The Applicable Law to International Commercial Contracts and the Status of Lex Mercatoria
With a Special Emphasis on Choice of Law Rules in the European Community
|Institution:||Vrije Universiteit Brussel|
|Advisor(s):||Prof. Arnaud Nuyts|
|Degree:||LL.M. in International and Comparative Law|
International commercial contracts in the context of increasing globalization of the national markets have posed some of the most difficult questions of the legal theory as developed since the emergence of nation states; those are, whether it is possible or desirable to allow international commercial contracts to be governed by the law merchant or, in its medieval name, lex mercatoria, a body of rules which has not been derived from the will of sovereign states, but mainly from transnational trade usages and practices, and to what extent those rules should govern transnational transactions. The traditional approach of legal positivism to the questions maintains that law governing contracts containing a foreign element should be a national law which will be determined according to choice of law rules. However, the particularities of cross border trade yield unsatisfactory results when the rules essentially designed for the settlement of domestic disputes or national laws pertaining to international economic relations, but developed under the influence of a certain legal tradition, are tried to be applied. New solutions are needed to overcome the special problems of international trade between merchants from different legal systems.
In that regard, while the international commercial arbitration which has been freed from the constraints of the domestic laws is an important step, the courts generally applying the principle of party autonomy which allows parties to designate the law that will apply to their transactions have proved insufficient due to the positivistic influence on the conflict of laws rules of most countries which has limited parties' choice of law to the national substantive laws. The problems created by those inconsistencies and divergences have been felt more strongly in the European Community which constitutes an internal market by integrating the national markets of Member States into a single one. The present paper is an attempt to search for answers to those questions with a special emphasis on the situation in the European Community on the basis of the idea that law as a servant of social need must take account of the far reaching and dramatic socio-economic changes.
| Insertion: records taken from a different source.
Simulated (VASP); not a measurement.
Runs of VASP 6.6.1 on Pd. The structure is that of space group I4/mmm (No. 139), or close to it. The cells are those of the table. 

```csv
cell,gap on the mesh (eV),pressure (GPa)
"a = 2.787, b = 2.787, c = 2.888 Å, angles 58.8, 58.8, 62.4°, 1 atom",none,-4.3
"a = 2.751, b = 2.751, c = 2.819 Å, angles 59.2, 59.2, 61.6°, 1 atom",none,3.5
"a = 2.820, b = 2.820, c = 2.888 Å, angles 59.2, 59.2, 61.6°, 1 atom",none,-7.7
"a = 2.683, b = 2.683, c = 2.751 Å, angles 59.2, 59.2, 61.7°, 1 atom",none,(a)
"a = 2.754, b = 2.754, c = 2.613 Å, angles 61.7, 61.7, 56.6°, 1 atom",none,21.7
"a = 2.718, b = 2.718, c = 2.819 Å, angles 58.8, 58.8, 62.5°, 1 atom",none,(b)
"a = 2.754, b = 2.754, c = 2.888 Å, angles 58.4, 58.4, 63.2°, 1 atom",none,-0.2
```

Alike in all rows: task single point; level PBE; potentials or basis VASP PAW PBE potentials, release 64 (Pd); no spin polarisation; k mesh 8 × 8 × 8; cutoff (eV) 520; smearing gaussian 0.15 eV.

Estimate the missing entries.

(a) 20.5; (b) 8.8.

First of all, the idea of law as a body of rules solely emanating from the power of a sovereign is contradictory to historical evidence. Therefore, the first part of this paper is devoted to the examination of the roots of those non national rules and their evolution from the position as the applicable law to international commercial contracts into the marginalization of them by the notion of sovereignty and the emergence of nation states in the course of history. Moreover, the relationship between those rules and other laws, authorities and the conflict of laws theories will be analyzed during the historical discussion.
Given the fact that modern lex mercatoria differs from its historical counterparts in respect of character and sources, but contains inherent similarities at the same time, the second part of the paper will try to present the elements of modern law merchant following a brief discussion on its autonomous and imperfect nature. Indeed, the comparative and substantial approach to international commercial contracts utilized mainly by legal doctrine and arbitral tribunals has immensely contributed to the augmentation and coherence of modern law merchant as a whole along with the emergence of new elements such as non binding codifications of general principles or trade usages and publication of arbitral awards. Then again, the traditional underpinnings of lex mercatoria continue to be reflected in the contractual nature of the modern law merchant which has shown that the legitimacy of each element emanates from its adoption by international mercantile community through business practice.
In the last part, while searching for the place where modern lex mercatoria stands, the paper aims to focus on the law applicable to cross border commercial contracts in the domestic courts within the European Community which has become more susceptible to the problems associated with those transactions due to the increased commercial activities between merchants from different Member States. In order to enable a comparative approach, before starting with the analysis of the rules in the European Community, a brief overview of the situation in the United States and Latin America as well as the presentation of the arbitral experience with modern lex mercatoria will take place. With the discussion on the recent developments in the European Community with regard to modernization of choice of law rules and, to a lesser extent, European contract law codification, the paper will reach to the conclusion and suggest its position to the triad of relations between the choice of law rules, substantive rules and modern lex mercatoria.